Panhandle Braces for Tropical Storm Arlene
Hurricane Ivan Victims Making Plans As Tropical Storm Arlene Heads for Florida Panhandle
Don Sheldon makes his daily walk along the beach near Hollywood, Fla., as Tropical Storm Arlene strenghtens Friday, June 10, 2005. Sheldon said he has not seen such beach conditions since last year's hurricane season. (AP Photo/J. Pat Carter)
By BILL KACZOR Associated Press Writer
The Associated Press
PENSACOLA BEACH, Fla. Jun 11, 2005 Heavy rain drenched the Florida Panhandle early Saturday and heavy surf pounded beaches as Tropical Storm Arlene plodded toward the Gulf Coast, chasing a few weather-weary residents into shelters.
The storm had wind blowing at a sustained 70 mph, and the National Hurricane Center posted a hurricane warning along 125 miles of coast from Pascagoula, Miss., to Destin in the western Florida Panhandle.

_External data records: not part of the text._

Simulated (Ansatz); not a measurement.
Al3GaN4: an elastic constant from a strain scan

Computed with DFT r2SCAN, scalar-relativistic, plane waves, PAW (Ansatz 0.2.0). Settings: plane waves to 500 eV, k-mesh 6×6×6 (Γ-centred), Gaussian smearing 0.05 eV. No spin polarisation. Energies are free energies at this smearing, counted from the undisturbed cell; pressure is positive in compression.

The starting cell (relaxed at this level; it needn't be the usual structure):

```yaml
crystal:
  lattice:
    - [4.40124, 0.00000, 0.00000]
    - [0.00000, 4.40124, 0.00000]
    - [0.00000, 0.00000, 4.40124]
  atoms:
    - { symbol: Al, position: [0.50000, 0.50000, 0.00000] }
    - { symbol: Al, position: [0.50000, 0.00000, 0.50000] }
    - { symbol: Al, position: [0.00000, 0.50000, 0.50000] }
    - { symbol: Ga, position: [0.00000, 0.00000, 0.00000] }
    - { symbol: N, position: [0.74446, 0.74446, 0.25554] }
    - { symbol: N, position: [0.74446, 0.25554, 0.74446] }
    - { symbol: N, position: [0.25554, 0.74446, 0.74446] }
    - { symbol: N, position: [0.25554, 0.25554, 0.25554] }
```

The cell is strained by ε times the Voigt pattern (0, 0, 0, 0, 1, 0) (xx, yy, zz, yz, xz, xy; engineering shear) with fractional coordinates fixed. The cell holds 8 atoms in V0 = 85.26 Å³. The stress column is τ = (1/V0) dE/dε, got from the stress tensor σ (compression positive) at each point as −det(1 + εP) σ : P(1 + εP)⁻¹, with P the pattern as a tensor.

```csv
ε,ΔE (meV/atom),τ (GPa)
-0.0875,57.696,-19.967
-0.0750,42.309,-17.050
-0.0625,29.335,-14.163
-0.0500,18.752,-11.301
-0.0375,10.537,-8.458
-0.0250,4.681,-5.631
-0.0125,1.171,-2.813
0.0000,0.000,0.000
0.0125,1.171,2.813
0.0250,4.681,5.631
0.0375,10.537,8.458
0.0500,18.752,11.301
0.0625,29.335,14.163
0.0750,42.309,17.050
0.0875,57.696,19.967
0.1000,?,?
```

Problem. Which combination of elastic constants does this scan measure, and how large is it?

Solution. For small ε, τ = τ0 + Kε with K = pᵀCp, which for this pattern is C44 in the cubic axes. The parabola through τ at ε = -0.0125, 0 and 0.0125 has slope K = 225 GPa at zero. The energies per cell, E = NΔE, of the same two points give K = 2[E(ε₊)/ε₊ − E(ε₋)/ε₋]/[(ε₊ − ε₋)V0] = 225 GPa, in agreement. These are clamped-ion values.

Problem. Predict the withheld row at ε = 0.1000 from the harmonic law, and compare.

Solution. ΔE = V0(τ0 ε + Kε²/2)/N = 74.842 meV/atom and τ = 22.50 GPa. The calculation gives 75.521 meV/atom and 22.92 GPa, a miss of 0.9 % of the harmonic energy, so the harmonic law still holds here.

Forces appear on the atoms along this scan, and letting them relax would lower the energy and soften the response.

Meteorologists said there was a slight chance Arlene could build into a Category 1 hurricane by landfall, with its heaviest wind and rain north of the storm's center. The center of the storm was expected to hit the northern Gulf Coast during the mid to late afternoon, the hurricane center said.
"We anticipate that Arlene will probably stay at a very strong tropical storm this afternoon," Ben Nelson, Florida's state meteorologist, said Saturday afternoon. "Those warnings are up just in case."
Bob Garcia checked into a Red Cross shelter at Gulf Shores, Ala., with his son, Tommy.
Garcia said they live in a mobile home in Sommerdale, Ala., and there was "no sense in taking chances" with the possibility of tornados developing as the storm plowed ashore. He was one of only 13 people in the shelter Saturday morning.
One death had been blamed on the storm a Russian exchange student died after she was pulled from the rolling waves off Miami Beach Friday.
The worst fears were in the Florida Panhandle, still reeling from Hurricane Ivan nine months ago. Piles of debris, gutted homes and storm-damaged roofs covered by plastic blue tarps are vivid reminders of Ivan's wrath.
"I was pretty shocked to see how bad it still was," said tourist Roddy Rogers, 46, of Springfield, Mo. "I've been in third-world countries and it looks kind of like that in some places."
Officials urged thousands of people in low-lying areas of three Panhandle counties to evacuate, and people flocked to hardware stores to buy generators, flashlights and other hurricane supplies. At the Islander Package and Lounge in Pensacola Beach, a sign read "Here we go again."